In fact, it is easy to see that both sides of the equation are always equal. Note that $a\odot b$ tests whether $a$ is the same as $b$ while $a\oplus b$ tests whether $a$ is different from $b$. So we know $a\odot b= \overline{a\oplus b} = \overline a\oplus b$. So, $x\odot y\odot z = (x\odot y)\odot z =\overline{x\oplus y}\odot z = \overline{\overline{x\oplus y}}\oplus z = x\oplus y\oplus z$. (We do not even use the associativity of $\odot$ nor that of $\oplus$.)

Let $n\geq 1$. We can show the following easily by induction on $n$. $$x_1\oplus x_2\oplus\cdots\oplus x_n = (\text{ number of true's in } \{x_1,\, x_2,\, \cdots,\, x_n\} \text { is odd }) $$ $$x_1\odot x_2\odot\cdots\odot x_n\, = (\text{ number of false's in } \{x_1,\, x_2,\, \cdots,\, x_n\} \text { is even }) $$

So in general, we have the following, which can be shown directly by induction on $n$ as well. $$\begin{align} \text{for odd } n,\ \ &x_1\oplus x_2\oplus\cdots\oplus x_n = x_1\odot x_2\odot\cdots\odot x_n\\ \text{for even } n,\ \ &x_1\oplus x_2\oplus\cdots\oplus x_n = \overline{x_1\odot x_2\odot\cdots\odot x_n} \end{align}$$


Now let us come to the real question. Why does wolfram alpha give a completely different output for $x\odot y\odot z$ at http://www.wolframalpha.com/input/?i=x+xnor+y+xnor+z?

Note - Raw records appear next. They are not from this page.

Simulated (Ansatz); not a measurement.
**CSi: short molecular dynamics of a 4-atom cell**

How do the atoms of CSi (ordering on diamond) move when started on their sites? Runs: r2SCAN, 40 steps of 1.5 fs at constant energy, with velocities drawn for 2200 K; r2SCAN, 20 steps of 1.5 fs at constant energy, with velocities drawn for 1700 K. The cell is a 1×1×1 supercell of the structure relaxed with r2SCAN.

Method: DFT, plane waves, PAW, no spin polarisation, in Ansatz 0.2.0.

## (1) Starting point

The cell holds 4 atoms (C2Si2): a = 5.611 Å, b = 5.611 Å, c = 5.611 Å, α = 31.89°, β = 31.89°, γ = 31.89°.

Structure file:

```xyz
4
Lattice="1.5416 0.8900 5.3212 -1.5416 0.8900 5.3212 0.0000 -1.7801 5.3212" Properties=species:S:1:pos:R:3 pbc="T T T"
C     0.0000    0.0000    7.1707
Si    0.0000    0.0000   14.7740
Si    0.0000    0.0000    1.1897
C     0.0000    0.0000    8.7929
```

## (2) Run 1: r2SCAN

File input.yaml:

As Peter Taylor has noticed on that web page, Wolfram parses "x xnor y xnor z" very differently from what we might have expected, "(x xnor y) xnor z". Wolfram parses it as "Not(x Xor y Xor z)" in text notation or, what is the same, "¬($x \underline\vee y\underline\vee z)$" in symbolic notation. This is not mentioned in its documentation for Xnor operator at http://mathworld.wolfram.com/XNOR.html nor at http://www.wolframalpha.com/input/?i=xnor. One might suspect this is an implementation bug of Wolfram.

However, it turns out this is a feature by design (or possibly an unintentional side-effect) of Wolfram. Its documentation for Operator Input Forms shows the following lines, where the small wedges at the end of each line means "built-in meaning exist". wolfram documentation on Xor and Xnor So after all Wolfram has decided to treat "x xnor y xnor z" as "not(xor(x,y,z))" instead of the more common "(x xnor y) xnor z" as a surprise to unsuspecting users such as OP and me! (Of course, "more common" is only in the eyes of some people. It is quite possible Wolfram's interpretation is more common in other situations.)

One might wonder why Wolfram has made such a strange and uncommon choice. Here is my speculation, my pure shallow speculation.

Wolfram defines Xor for multiple argument as "true if an odd number of its arguments are true and false otherwise", probably along the approach of a BooleanCountingFunction. It also parses and evaluates expressions such as "x1 xor x2 xor x3 xor x4 xor x5" (which everyone agree must be "((((x1 xor x2) xor x3) xor x4) xor x5)") as "Xor(x1, x2, x3, x4, x5)", which is easier to define and faster to compute especially when the number of arguments becomes larger. All is going well without inconsistency for Xnor. Xnor looks very similar to Xor. So, (again just my speculation), Wolfram chooses to define Xnor in a similar way to Xor ( and in fact, in a similar way to Or, And, too). Since BooleanCountingFunction only deals with the number of true values, it choose to to define and compute both Xnor(x1,x2,...,xn) and "x1 xnor x2 xnor ... xnor xn" as whether the number of the true values are even, which is also the negation of Xor and which is, at least indeed, the same as x1$\odot$x2 in the case when $n=2$. However, the resulting value of, for example, "x1 xnor x2 xnor x3" as computed by the negation of Xor(x1,x2,x3) is exactly the opposite of the value of "(x1 xnor x2) xnor x3"! In fact, Wolfram's value of "x1 xnor ... xnor xn" and our value of x1$\odot\cdots\odot$xn are the same when n is even and different when n is odd, for any truthy value of x1, ... and xn.

Moreover, there exists a somewhat similar problem for the NAND operator, but to a much less extent since NAND is not associative. Wolfram treats "x nand y nand z" as "x nand (y nand z)" instead of "(x nand y) nand z" (probably for another good reason). You can check the outputs by Wolfram, http://www.wolframalpha.com/input/?i=x+nand+y+nand+z, http://www.wolframalpha.com/input/?i=(x+nand+y)+nand+z and http://www.wolframalpha.com/input/?i=x+nand+(y+nand+z)

In conclusion, be careful when you use Wolfram to compute logic formula involving XNOR and NAND, especially if you have more than one such operator or more than three arguments. You will want to double check.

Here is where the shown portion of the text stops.